He was fired in April after nearly seven years with the MPPD, according to documents filed July 31 with the San Mateo County Superior Court.

In 2012, the lawsuit states, Mr. Igno negotiated a suspension of 100 hours for failing to appear in traffic court. In exchange, he said, allegations of lying were supposed to be deleted from his personnel record. Those allegations involved lies related to taking time off work for a fishing trip instead of appearing in traffic court; attempting to hide evidence of a traffic stop to avoid appearing in traffic court; and trying to hide a failure to check a neighborhood while on patrol following a theft report.

Documents filed with the lawsuit state that Mr. Igno had three previous incidents of misconduct on his record already — failing to appear in traffic court in 2010; a two-shift suspension without pay for speeding through a red light with two prisoners in the backseat of the car in 2009; and failing to show up for an internal affairs interview in 2009.

Part of the agreement regarding the 100-hour suspension included a “last chance” clause that Mr. Igno “agreed to be terminated if he is hereafter determined to have violated any City or Department policy regarding truthfulness, dishonesty, or false statements to a supervisor.”

That clause appears to play a role in Police Chief Bob Jonsen’s decision to fire Mr. Igno following further alleged dishonesty. In January 2013, according to a memo attached to the lawsuit, Mr. Igno allegedly lied about what happened during an off-duty contact with at least one man in a Safeway parking lot in Aptos.

The memo includes a list of previous alleged misconduct by Mr. Igno, which the lawsuit claims violates the agreement negotiated in 2012. The complaint also claims that the officer was not given a chance to review or respond to the comments still in his personnel file, and that the department refused to delete the references to the prior alleged misconduct.

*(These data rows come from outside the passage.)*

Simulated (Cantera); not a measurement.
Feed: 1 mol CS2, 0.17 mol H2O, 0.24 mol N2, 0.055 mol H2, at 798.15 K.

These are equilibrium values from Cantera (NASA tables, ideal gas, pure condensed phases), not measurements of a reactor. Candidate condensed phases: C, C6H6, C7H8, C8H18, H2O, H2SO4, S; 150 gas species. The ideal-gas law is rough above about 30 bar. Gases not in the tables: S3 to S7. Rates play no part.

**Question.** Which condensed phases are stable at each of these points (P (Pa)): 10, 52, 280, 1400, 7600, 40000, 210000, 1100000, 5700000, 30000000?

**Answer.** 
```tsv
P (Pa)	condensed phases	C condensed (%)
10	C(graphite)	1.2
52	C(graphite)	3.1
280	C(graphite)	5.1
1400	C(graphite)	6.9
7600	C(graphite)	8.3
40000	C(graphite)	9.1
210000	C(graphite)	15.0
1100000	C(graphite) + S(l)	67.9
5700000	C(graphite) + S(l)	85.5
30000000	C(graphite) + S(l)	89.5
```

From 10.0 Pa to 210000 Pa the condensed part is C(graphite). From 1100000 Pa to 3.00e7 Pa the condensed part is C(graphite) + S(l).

“Respondents use of the dishonesty allegation from the prior case shows an intent to taint the arbitrator who will be hearing the current case in dispute between the parties by disclosing uncharged, unsustained, and unmitigated allegations of dishonesty,” the lawsuit states.

Mr. Igno is asking for monetary damages, court costs and an order to prohibit the police department from using the prior allegations against him and to require the department to delete all references to the incidents.

Binding arbitration

Mr. Igno is looking to both the court and arbitration for relief, his attorney, Sean D. Howell, confirmed.

Mr. Howell said he couldn’t comment on the specifics of an open case. In general, he explained, there are times when certain issues must be resolved by the court prior to going to arbitration in an attempt to “narrow the issues” before the arbitrator hears the case.

Menlo Park earned sharp criticism for using binding arbitration to resolve disputes over police disciplinary actions after the Almanac broke the story of how Officer Jeffrey Vasquez, fired after being caught naked with a prostitute in a motel room in Sunnyvale and reportedly admitting that it wasn’t the first time he’d solicited a hooker for sex, was reinstated through binding arbitration and awarded $188,000 in back pay. He remains employed by the city.

The council and employee unions negotiated a minor tweak to the process in the wake of the Vasquez stories — either party can now ask to select an arbitrator from a pool of retired San Mateo County judges rather than being limited to a list of arbitrators provided by the state. But the arbitrator’s decision remains final and confidential.

The Almanac obtained 17 redacted decisions from multiple California jurisdictions and found that in 10 of those cases, arbitrators reversed the discipline decision. Arbitrators reinstated the officers nine times, and shortened one suspension. They upheld terminations in the remaining seven cases.

Academic studies of similar binding arbitration cases in Chicago and Houston showed approximately the same 50 percent reversal rate.

Mr. Howell also represented Officer Vasquez during that disciplinary appeal.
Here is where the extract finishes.